Thursday 23 June 2011

Questions by Brandon...

Below are a couple random questions that appeared in my facebook inbox from a very intellectually stimulating Las Vegas individual ... the best friend that I never I should have had.


Brandon:

Question for you Gabby. You consider kitsch to be an art form in itself, rather than it being a parody or imitation of art, correct?
 
Gabriela:
 
I consider kitsch to be a category of art. It is a type of art, not a parody or imitation. If it does any type of imitating, then it imitates art practice and genres that have been tried and tested. But the kitsch artist intends for art.
Brandon:

I see. So would you consider the defining feature of kitsch to be mainly a reference to very specific item within a culture. One that if viewed outside of it's own cultural context may not be seen as art.
 
 
Gabriela:

If we're going to say item then we have to be quite abstract with what an item can be. Though it might be a person, object or place, it is more likely to deal with the visual representations of a culture's values, morals, traditions, etc.

I'm not sure that I think that kitsch truly exists within other non-western visual cultures (something I should probably look into). The appropriation of kitsch has sprung up in asian contemporary art, but it always seems to me to read as the art acquiring a very western feel- the effect of globalization? Probably.

Back to your first question in the last message, whether I think that kitsch is an imitation or parody of art. Perhaps I should re-think this. First, I wouldn't grab for the word parody, because this seems to imply that there is somekind of intention to mock art practice. I don't believe that the kitsch artist is intending to do this, because i think this intention would bring the artist into something very different. Duchamp's ready-mades, for example, are intended to mock the notion of art. What were intended to actually count as throwing tomatoes in the face of the artworld, has almost completely lost its meaning as it gets put on a pedastal. Though I love what the man did, I think we tend to read into his work and praise it more than we ought to for what it was intended to do. (if that makes any sense to you)

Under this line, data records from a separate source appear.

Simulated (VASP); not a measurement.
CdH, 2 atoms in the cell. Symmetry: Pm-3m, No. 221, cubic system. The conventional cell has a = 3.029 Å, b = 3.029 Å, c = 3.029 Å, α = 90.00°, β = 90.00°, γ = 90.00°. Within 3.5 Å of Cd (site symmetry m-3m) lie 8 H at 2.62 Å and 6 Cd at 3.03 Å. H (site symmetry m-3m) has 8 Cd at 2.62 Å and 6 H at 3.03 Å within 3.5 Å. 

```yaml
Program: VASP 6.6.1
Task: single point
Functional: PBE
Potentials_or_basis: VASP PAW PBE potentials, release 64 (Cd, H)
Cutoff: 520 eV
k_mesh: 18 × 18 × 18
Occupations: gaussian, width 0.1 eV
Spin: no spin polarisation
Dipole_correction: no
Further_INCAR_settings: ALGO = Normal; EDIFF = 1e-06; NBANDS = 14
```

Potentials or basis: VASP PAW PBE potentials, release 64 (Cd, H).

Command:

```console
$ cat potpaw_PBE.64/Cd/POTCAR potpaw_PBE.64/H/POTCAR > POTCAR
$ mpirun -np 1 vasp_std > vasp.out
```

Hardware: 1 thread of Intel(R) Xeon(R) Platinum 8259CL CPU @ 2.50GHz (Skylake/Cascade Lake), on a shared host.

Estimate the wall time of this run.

However, this notion of imitation. Well I think that this is something I really ought to consider more. I was at a conference dinner last week and I was talking briefly about kitsch with my supervisor and in my slightly drunken haze I remember him explaining to someone else at the table that kitsch wasn't art. I stopped him and asked if he really didn't think kitsch was art and if he considered it a pseudo-art. He answered in the affirmative, and then asked me what think. I told him that I did consider it art, but that there is something wrong with it, something that fails. Over the past week, I've run this over my mind a couple times. And maybe I'm not as sure about this answer as I once thought I was. It is indeed that i think that kitsch works are intended to be art, but if we are to come to any resolution on this subject we must first determine what it is to be a work of art. This is where I am actually stuck right now. I am searching for an account of art that not only can account for kitsch in the way I see it as working, but also an account which I can buy into. Not only is an account of art needed, but an account of artistic value. Why don't we see kitsch as having value. One of my favorite websites at the moment is worldwidekitsch.com. Many works on this site are definite imitations of art, while others make me question the idea that all kitsch is imitating art. If all kitsch is imitating art, then I should have to consider that that would be a necessary condition of kitsch. Right?

I think at the moment my biggest issue is that I don't know what art is... or I don't know what I THINK art is. I need an account of art.